Sep 21 2017

Efficiently fetching updated rows with Postgres

Let's say you've got a web app that's currently fetching all its data from an API, or doing everything on the server with server-rendered views, but you want to start storing all your users' data locally. Maybe you're making a native mobile app, or you want to build a Progressive Web App like all the cool kids.

You don't necessarily care about synchronising offline edits or anything like that; not yet, anyway. All you want to do is store a read-only copy of your users' data on their devices, so you don't have to hit the network and make them wait every time they launch your app, then periodically fetch whatever's changed from the server.

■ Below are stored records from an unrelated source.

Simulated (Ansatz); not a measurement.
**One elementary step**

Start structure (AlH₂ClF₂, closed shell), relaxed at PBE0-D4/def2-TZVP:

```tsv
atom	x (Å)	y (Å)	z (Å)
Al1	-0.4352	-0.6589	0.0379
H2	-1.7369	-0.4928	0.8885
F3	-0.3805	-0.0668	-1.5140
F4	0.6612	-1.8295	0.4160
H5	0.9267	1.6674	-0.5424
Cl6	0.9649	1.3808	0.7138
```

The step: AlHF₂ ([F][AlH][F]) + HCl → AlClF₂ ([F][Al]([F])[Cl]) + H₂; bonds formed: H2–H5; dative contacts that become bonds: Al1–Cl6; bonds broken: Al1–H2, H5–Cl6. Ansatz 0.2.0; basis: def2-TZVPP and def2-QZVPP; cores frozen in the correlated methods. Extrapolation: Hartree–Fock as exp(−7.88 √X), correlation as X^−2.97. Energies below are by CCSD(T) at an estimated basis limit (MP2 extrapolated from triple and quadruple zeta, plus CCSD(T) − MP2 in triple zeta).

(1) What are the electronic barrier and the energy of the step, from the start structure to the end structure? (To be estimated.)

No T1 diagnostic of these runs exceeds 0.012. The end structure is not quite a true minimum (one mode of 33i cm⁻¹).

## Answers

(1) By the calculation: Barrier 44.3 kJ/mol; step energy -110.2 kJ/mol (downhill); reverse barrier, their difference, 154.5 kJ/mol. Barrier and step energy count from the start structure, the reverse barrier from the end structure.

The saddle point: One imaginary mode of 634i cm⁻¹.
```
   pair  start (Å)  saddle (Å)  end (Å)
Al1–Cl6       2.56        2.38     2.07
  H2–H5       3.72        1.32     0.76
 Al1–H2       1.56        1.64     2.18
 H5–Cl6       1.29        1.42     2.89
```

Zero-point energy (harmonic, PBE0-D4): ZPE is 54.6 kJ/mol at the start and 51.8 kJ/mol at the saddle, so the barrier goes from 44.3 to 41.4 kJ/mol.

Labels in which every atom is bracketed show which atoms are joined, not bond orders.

The simple (but wrong) solution

The obvious thing to do here is to just store a last-modified timestamp on each row, making it DEFAULT to now() and updating it in an ON UPDATE trigger. Then, when the client wants to fetch everything that's changed on the server, it sends an if-modified-since timestamp of the last time it checked, and the server sends back every row newer than that timestamp.

This will work in testing, and if each row is only normally exposed to a single human user, it'll work in production most of the time. But there's a race condition here:

  1. Server A opens a transaction and writes Row A, firing our trigger and updating the last-modified timestamp.
  2. Server B receives an update request from Client B, and selects all updated rows.
  3. Server A commits.

Server B won't see Row A, because it wasn't committed yet. Next time Client B fetches an update, though, it'll send an if-modified-since timestamp newer than Row A's last-modified timestamp, so it'll never see Row A. (At least, not until Row A gets updated next.)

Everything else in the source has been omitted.